The noble Baroness treated us to a good many figures in her commendably compressed speech—if I may say so—and if one looks at the debates in another place, a good deal of bandying about of figures went on. I do not intend to continue that activity here this afternoon. I think a number of points emerged from those discussions. First, the scheme put forward by the Conservatives in their October 1974 Manifesto is roughly twice as generous to the home buyer as this one. Secondly, the Conservatives have declared their intention to reduce stamp duty on houses at the lower end of the market; and that is absent from the Bill. Thirdly, we would not have wasted very many millions of pounds and a good deal of time in the Community Land Act. Also, at the end of the day, it has to be said—and the noble Baroness herself admitted—that this is a very complicated scheme. It seems to us that it is the very complexity which is leading to the delays in implementation and the costly administrative structure which will be needed to look after it.

Baroness BIRK

My Lords, perhaps the noble Lord would give way for one moment. There is a point at this stage on which he could perhaps help me. He referred to the Conservative scheme which would be far more generous. It would be helpful to me, even at this stage, to know how it is proposed to pay for it. Where would the money come from? Would it he public expenditure, and if so, what would be cut? As I understand the scheme, it would involve a very large amount of public expenditure. Incidentally, millions have not been spent on the Community Land Act, so it cannot come from that.

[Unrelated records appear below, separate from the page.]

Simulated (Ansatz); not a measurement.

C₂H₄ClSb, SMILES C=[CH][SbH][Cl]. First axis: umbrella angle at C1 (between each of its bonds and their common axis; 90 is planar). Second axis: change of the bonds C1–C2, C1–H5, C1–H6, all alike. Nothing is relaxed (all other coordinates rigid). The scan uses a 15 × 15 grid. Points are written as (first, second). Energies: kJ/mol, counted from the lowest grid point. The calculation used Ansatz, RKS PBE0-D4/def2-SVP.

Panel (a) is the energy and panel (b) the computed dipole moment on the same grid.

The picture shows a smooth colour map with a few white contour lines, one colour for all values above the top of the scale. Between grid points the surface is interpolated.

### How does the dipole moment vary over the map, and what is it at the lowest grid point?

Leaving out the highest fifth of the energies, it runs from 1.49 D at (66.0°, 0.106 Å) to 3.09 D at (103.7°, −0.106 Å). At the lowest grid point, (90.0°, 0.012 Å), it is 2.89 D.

Lord STRATHCONA and MOUNT ROYAL

My Lords, that is the first source. One always runs into this difficulty in discussing any form of public expenditure. The fact is that it is possible to make savings in other directions. I mentioned one small activity on which we consider the Government have wasted money. There are many others. Clearly, no Opposition will say ahead of time exactly what their budgetary arrangements are going to be; you really cannot expect us to do so. But the fact is that the Conservative Party is quite clearly committed to making these contributions, and it is there in the Manifesto, and the noble Baroness knows it as well as I do. I am not going to speak for the Treasury, which I could not begin to do.

May I come back to this question, because the noble Baroness made a very interesting point, saying, that one of the reasons for delaying implementation of this was to avoid the increase in house prices. I think that this is an important and interesting point—one that I am bound to question. I am also bound to say that I would think that the activities of the Chancellor in the last day or two would add more to the cost of buying a house than would be likely to happen as the result of bringing in this scheme earlier rather than later. We regard that as a direct result of mismanagement of the economy.

There is one other point which is worth making. In the Report stage in another place the Under-Secretary of State for the Environment was resisting an Amendment, the purpose of which was to make these grants transferable when a house was subsequently sold. Reading that debate, one had the impression that he had fallen into the trap of failing to appreciate the impact of any one activity in the housing market on all the other things that happened. First-time buyers affect house sellers, and in turn the availability of accommodation has an effect on people's mobility, which indeed was one of the reasons that the Housing Corporation concept was originally set up.

Of course, if mobility is affected, it then becomes more difficult to tackle unemployment, and in turn the activity of the house market affects the building industry which is currently in the doldrums, and I cannot believe that the affairs of the building industry have been greatly helped by the threats of nationalisation which have been hanging over them. So far as the first half of the Bill is concerned, I can only say one cheer for the home purchase assistance scheme.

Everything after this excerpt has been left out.